— If your morning commute is longer than the average commercial break, it just takes a day or two of tailgating your way through the express lane before you’ll become an expert on bumper stickers. You know who has an honor student, who’s creepily attracted to their Goldendoodle and who’s still not embarrassed by their choice in the 2004 election.
My recent favorite vinyl opinion is the one I saw on a double-parked sedan, a faded run-on sentence that said if I’m not outraged, I’m not paying attention.

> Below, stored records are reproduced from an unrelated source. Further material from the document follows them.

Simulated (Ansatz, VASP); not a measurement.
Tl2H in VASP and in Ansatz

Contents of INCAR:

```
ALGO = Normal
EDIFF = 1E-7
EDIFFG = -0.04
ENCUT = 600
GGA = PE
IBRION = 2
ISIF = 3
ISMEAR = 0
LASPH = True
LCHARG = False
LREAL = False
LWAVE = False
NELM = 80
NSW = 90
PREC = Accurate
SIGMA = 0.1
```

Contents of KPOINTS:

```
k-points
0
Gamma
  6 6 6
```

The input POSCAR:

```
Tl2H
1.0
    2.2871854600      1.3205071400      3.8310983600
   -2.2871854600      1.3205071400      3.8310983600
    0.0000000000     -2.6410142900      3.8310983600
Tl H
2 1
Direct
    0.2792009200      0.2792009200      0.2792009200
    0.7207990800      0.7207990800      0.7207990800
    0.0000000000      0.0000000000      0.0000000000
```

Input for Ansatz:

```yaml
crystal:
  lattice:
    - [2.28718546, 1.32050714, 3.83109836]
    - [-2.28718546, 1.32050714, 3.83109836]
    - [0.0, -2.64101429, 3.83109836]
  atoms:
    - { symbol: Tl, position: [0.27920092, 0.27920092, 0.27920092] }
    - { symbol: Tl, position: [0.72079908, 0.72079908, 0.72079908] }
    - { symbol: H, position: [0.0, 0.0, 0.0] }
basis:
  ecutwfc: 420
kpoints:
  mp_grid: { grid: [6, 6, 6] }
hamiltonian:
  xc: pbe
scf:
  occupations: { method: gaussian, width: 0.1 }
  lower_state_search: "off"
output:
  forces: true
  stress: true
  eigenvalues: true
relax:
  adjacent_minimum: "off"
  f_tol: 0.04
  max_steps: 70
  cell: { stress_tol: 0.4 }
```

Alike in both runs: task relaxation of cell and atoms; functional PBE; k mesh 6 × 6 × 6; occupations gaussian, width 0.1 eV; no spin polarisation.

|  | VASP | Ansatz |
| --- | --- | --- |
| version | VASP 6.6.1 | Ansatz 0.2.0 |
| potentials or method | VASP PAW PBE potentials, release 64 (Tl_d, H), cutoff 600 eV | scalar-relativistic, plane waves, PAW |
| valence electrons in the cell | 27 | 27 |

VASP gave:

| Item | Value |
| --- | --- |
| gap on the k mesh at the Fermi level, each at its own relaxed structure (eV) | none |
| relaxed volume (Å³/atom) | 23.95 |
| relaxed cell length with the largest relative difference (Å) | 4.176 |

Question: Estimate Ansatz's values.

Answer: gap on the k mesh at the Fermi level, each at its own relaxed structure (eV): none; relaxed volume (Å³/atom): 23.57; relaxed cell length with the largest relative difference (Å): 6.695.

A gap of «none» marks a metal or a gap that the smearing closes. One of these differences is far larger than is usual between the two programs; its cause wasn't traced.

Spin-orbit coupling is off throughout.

The driver probably didn’t slap that on his Subaru after seeing last week’s tennis rankings but, for a lot of people, it fits. When those now-infamous ATP and WTA top ten lists were released last Monday, it became the first time since the rankings were established that there were zero Americans — not one man or one Williams sister — on either chart.
“A historic low,” sighed a number of headlines. The American-free top 10 lasted a week before Mardy Fish grabbed the No. 10 spot with both hands, but the damage had been done. And when it comes to men’s tennis, America’s slipping ATP rankings are the exact opposite of that bumper sticker: If you are outraged, you aren’t paying attention.
Watching our players fall in the polls isn’t a new fad, and it’s certainly not surprising, not to anyone who has watched an increasing number of Europeans kick our grasses (or our clays, hardcourts or Plexicushions). It doesn’t mean that there’s anything wrong with American players; those rankings — along with the Grand Slams, the Davis Cups and the fact that we just outlasted Kazakhstan at the World Team Cup — show what a truly global sport tennis has become.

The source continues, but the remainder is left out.